An important requirement for choosing a research topic is its prospects or stability: the researcher must understand the trends in the development of the phenomena and processes that he/she is going to explore. Prospectivity requirements determine the parameters for selecting the survey object, selecting the appropriate research methods, and the characteristics of the conditions for which the implementation of the results of scientific work will be carried out.
The topic chosen by the student should correspond to the profile of study and the arsenal of methods that a specialist after graduation will have the opportunity to use in practice. But this does not mean that in the process of research the topic can not go beyond the main discipline. On the contrary, when choosing a topic, the student can conduct research on the issues using related disciplines. The correspondence of the chosen topic to the profile of the student’s education is most often dictated by the necessity of using the main results of the research when writing course work, dissertations, and reports, and making presentations at seminars, conferences, etc.
When choosing a research topic, it is also necessary to take into account the possibilities of its development directly in the educational institution. First of all, we mean the time that a student can allocate for the development of a topic, taking into account the entire educational process. In addition, all the opportunities for developing the topic should be taken into account in terms of the costs of material and financial resources. Experience shows that a major role in choosing a topic plays the degree of its relevance to the thematic focus of the research work of the relevant department. For example, the topic is developed by a student under the guidance of a teacher or supervisor, so he or she can get qualified help only when this teacher has carried out research in this direction for some time.
In addition, with the coincidence of the scientific interests of the department, the teacher, the head of scientific research, and the student, the interest to research by the student is significantly increased, of which the process of searching for working methods and the presentation of results are accelerated. It should also be borne in mind that the choice of the topic should be preceded by a thorough familiarization of the student with the relevant literature sources of his/her specialty and a related one.

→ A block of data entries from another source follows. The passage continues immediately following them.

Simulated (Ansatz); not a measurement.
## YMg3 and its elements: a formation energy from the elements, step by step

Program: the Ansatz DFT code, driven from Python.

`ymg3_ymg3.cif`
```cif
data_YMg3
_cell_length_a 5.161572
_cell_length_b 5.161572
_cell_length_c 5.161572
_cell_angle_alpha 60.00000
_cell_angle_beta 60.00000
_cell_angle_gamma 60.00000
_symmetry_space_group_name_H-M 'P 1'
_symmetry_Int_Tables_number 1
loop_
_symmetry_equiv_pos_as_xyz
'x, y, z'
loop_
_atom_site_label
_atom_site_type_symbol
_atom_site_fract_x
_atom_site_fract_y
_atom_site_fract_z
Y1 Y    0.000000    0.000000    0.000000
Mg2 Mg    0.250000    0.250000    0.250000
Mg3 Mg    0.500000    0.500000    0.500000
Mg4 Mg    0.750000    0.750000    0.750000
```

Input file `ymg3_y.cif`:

At the second stage, the student, in accordance with the chosen topic, independently selects appropriate literature sources (books, brochures, articles), official documents, and departmental materials on the topic and processes them. The third stage is the clarification of the problem (topic) and the compilation of the content of the research paper. In drawing up the content of the paper, first of all, it is necessary to make a substantiation of the topic and determine its relevance and novelty, and set a goal, develop tasks, etc.
The purpose of the research is necessary to achieve the final result of the study in the most general form. The formulation of the goal usually begins with the words: “develop a methodology (model, criteria, requirements, basics, etc.)”; “justify …”; “discover …”; “reveal features …”; “identify opportunities for use …”; etc.
The fourth stage is the formulation of a hypothesis, scientific foresight, an assumption put forward to explain any phenomena, processes, and causes which caused the present investigation. The hypothesis is a compass that determines the direction of the research activity. The goal and hypothesis of research logically define tasks that need to be solved in the process of the work. Most often they sound like this: 1. study; 2. identify; 3. develop; etc. It is desirable that the answer to the tasks posed is the content of the relevant sections of the paper.
The sixth stage is the definition of the research methodology. In a research paper, methods of observation in its various forms, analysis and generalization of one’s own practical experience, and experience of other researches are primarily used, as well as a scientific experiment, an analysis of the results, various special research methods, methods of mathematical statistics, and modeling are conducted.
Mistakes to Avoid While Writing a Research Paper
- Forgetting about formatting instructions. When you get an assignment, you also receive specific requirements about fonts, spacing, citation styles and so on. There are some basic rules in academic writing, but try to be focused on your professor’s instructions.
- Forgetting about the title. Have you ever read an article or a book without a title? Your professor will not read a paper called “research paper #1.” Write a catchy title which will be relevant to your paper.
- Using cliches. Delete the first sentence if it can be used for the beginning of another paper. Starting with unclear writing that gets more specific will not work in an academic paper. Grab the reader’s attention from the very beginning.
- Forgetting about the thesis statement. Any paper should have an argument. Without a good argument there is no need to write a paper at all. Try to avoid writing research papers that attempt to establish what is already a fact.
- Not including enough evidence. You will not prove your argument without plenty of evidence. Be careful with using quotes – make sure they show what you need to prove.
- Plagiarizing. It is no a secret that a student can be potentially expelled for having plagiarism in a paper. Unfortunately, it doesn’t matter how often we tell students to avoid plagiarism, every year there are such scholars who are expelled for having papers which are not unique.
Now you know how to write a good research paper. Our guide will help you at all stages of researching and writing. On the basis of this guide, the samples, and the topics that you will find on our blog, you can write a high-quality paper. We hope that you will get the best result, so good luck with your writing!